The period between the two World Wars was the era of lighter-than-air aircraft, and the public was captivated by their size and the breathless predictions for travel, freight and military might.
Airship promoters, such as U.S. Navy Admiral William Moffett, heralded the crafts for their reconnaissance and scouting abilities. Some could launch and retrieve fighter aircraft mid-air. Moffett aimed to use the Shenandoah to explore the Arctic.
The golden era of airships wouldn’t last long.
The Shenandoah would fatally crash just a year after its Tacoma trip, and a larger airship, the USS Akron, would sink into the Atlantic Ocean in 1933, killing 73 people. The public would finally lose its appetite for airship travel with the explosion of the Hindenburg in 1937.
The only remnant of the Shenandoah’s visit to Tacoma are crumbling concrete pads on Joint Base Lewis McChord. It’s the site of the 165-foot-tall mooring mast that was constructed for the airship’s quick visit in 1924.
Corbin would like the site to be commemorated.
“Here, we have some hard evidence where this mast existed, and it was a historical event,” he said.

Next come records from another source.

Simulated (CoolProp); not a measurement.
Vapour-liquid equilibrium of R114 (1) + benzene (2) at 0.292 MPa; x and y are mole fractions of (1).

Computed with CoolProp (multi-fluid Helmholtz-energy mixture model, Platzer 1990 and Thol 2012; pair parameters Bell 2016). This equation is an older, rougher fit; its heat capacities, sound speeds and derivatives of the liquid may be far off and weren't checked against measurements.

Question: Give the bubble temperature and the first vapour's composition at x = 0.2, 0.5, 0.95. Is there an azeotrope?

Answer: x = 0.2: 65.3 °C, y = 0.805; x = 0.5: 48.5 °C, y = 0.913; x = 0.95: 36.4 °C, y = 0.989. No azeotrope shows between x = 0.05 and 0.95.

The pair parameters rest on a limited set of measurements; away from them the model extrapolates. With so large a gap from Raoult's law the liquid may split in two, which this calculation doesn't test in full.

The military doesn’t share Corbin’s enthusiasm.
Leviathan of the skies
Blimps, like the kind used to promote Goodyear, are different from rigid airships like the Shenandoah.
Blimps are basically large helium-filled balloons with a gondola and engine. Like an airplane, it has horizontal and vertical stabilizers and rudders.
A semi-rigid or rigid airship has those control features but also contains an internal structure. If degassed, it won’t deflate. The Graf Zeppelin and Hindenburg were both rigid airships.
The Shenandoah was built at the Naval Aircraft Factory in Philadelphia in 1922 and then assembled at Lakehurst. The Packard Motor Co. made its six engines, and Goodyear made the 20 bags that held 2 million cubic feet of helium gas.
The 78-foot-wide diameter airship was made of Duralumin — the now disused trade name for an aluminum alloy.
The standard crew would have consisted of 9 officers and 22 enlisted men. The airship was controlled from a gondola.
The Shenandoah’s approximately 8,000-mile round trip to Tacoma would last 17 days and visit Fort Worth, Texas and San Diego.
Because the airship could not land, a mooring mast was built at Camp Lewis, near today’s McChord Field. The structure would attach to the nose of the airship and demonstrate that hangars weren’t needed.
Tacoma’s newspapers updated their readers daily with progress of the “leviathan of the sky.” Civic leaders organized a committee to welcome the airship.
On Oct. 7, the Shenandoah left Lakehurst, bound for Forth Worth.
On Oct. 10, The Tacoma News Tribune announced that the airship’s arrival would be heralded across the city by three minutes of fire sirens.
The airship’s final leg to Tacoma was delayed while the crew waited for bad weather to clear in the Pacific Northwest. It left San Diego just after midnight on Oct. 16.
The 44 people on board included Moffett, 11 officers, 27 crew members and three journalists.
Also on board was Archie Hahn, described as the Navy’s only aerial cook.
By 6 a.m. the next day, the Shenandoah was off shore from the Golden Gate and headed north. Strong headwinds slowed its progress to 24 miles per hour. The captain skipped a planned flight over San Francisco and continued to Tacoma.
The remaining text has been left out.